To be a woman in North Korea during Chuseok

“No more, no less just be like Hangawi (Chuseok).” Korea’s
mid-autumn thanksgiving holiday for the year’s harvest is in full swing. Back
in the North, this author remembers enjoying Chuseok, which was considerably
more relaxing than festivities for the Day of the Sun – the largest national
celebration for Kim Il Sung’s birthday. Chuseok was always kept free of
burdensome political commitments such as daily chonghwa (self-criticism
sessions) and flower laying, allowing people to spend time with their families
and honor their ancestors.  

Seeing crops ripening in abundance and the full moon
shimmering in the night sky brings back sweet memories of my hometown. I wonder
how the old women who used to share stories at night are passing their time
under the full moon, as it glides silently across the sky. I still yearn for
the days when I used to eat the delicacies prepared for the ancestral rites
table after the Chuseok ceremony with these women, complaining about our
husbands under an elm tree and sharing a good laugh.

North Korea’s Chuseok was all about paying respects to our
ancestors and sharing time with our neighbors. Wives invariably devoted their
attention to preparing the food for the ancestral rites tables with the belief
that honoring one’s ancestors brings good fortune and prosperity. For those who
are well-off, preparations are not too difficult, but for those scraping by on
daily earnings at the marketplace, setting aside small sums for Chuseok can be
a tough challenge.

Homemakers in the North typically begin their Chuseok-saving
efforts one month ahead, knowing that the basic requirements will be skewered
meat and vegetables, fish, rice cakes, and other meat dishes for the table
setup. The belief that food served up to ancestors must be free of seasoning
ensures that dark wild greens are an essential addition to the table. In
provinces like Ryanggang where the supply is plentiful, this is not
particularly difficult, but in North and South Pyongan provinces, dried bracken generally costs
more than meat. The expectations from one’s own children, who are eagerly
waiting for delicious foods, also adds to the pressure on those making the
preparations.

Even after securing all the ingredients for the food, the
struggles faced by women in the North are endless. With intermittent
electricity, they usually end up grinding rice with their hands to make rice
cakes like songpyeon (small rice cakes with a sweet filling) and jeolpyeon
(steamed, imprinted rice cakes), mung bean pancakes, as well as other side
dishes, giving them barely enough time to stand up and straighten their backs.
One often hopes for some help from their husband during such times, but more
often than not (even on the day before Chuseok), you’ll find them nodding off –
fully inebriated. Wives gaze at their husbands wistfully and think to
themselves, “It would have been nice to have been born a man.” It’s a sad
reality in the highly patriarchal society of North Korea.
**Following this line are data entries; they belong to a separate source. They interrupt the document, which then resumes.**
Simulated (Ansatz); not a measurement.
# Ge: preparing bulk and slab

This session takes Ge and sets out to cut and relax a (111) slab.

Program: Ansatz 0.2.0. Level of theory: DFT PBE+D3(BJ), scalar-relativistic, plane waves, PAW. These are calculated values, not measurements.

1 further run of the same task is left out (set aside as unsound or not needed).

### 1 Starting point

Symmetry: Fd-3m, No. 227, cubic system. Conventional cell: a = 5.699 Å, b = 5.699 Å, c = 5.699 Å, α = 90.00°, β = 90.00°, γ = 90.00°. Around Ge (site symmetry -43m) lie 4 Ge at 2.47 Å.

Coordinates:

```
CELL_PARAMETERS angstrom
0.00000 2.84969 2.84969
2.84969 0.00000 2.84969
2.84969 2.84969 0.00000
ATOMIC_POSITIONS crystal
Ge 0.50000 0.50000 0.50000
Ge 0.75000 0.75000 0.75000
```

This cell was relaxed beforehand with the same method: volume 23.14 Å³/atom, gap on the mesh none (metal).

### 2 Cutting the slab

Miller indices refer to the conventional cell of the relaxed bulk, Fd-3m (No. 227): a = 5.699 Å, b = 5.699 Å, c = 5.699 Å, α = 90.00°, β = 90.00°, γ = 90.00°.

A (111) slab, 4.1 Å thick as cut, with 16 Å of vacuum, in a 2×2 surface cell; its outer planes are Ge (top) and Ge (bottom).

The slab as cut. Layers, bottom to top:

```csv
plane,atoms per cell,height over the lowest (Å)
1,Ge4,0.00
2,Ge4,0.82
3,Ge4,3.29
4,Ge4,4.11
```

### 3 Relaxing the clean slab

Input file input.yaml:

Men usually come up with their own arguments regarding their
share of work for Chuseok. “Every Chuseok, it’s imperative to perform beolcho (trimming
the weeds around ancestors’ graves). We have to tidy up all of the weeds that
have grown for a year so that our ancestors feel like they’ve taken a bath,”
they would explain. Preparation for beolcho only requires a sickle. Men soak a
whetstone and sharpen the blade and head up to the burial sites early in the
day. Once all the weeds are cut, the tombstone is straightened, and the grave
is lined with rocks, bringing a sense of pride for the caretakers of the site.

These conventional roles of the husband and wife are slowly
changing in the North. A source from South Pyongan Province has commented that
people now more frequently using beolcho to make money, although these services
had existed in the past. Friends or men in the neighborhood with no Chuseok
duties to attend to can take care of beolcho for others, allowing their clients
to instead enjoy some more drinks with their family.

However, the growing tides of commercialization can be felt.
“When the Chuseok month rolls around, you’ll see beolcho workers waiting
around,” the source said. “If you tell them where the grave is and what the
name of the site’s guardian is, they can take care of beolcho before Chuseok,”
he explained. The price is at least 10,000 KPW (worth 2 kg of rice). The
service is strictly limited to men, and more specifically those tied to the
markets.

North Korean women, on the other hand, are still
single-handedly laying out tables for ancestral rites but trying their best to
be good wives. I am slightly relieved to hear that the trend of marketization
is shaking up some of the deeply-rooted male chauvinist ways of life, but from
the South this author yearns for the day when North Korean women can also enjoy
freedom and equality under a unified Korean Peninsula.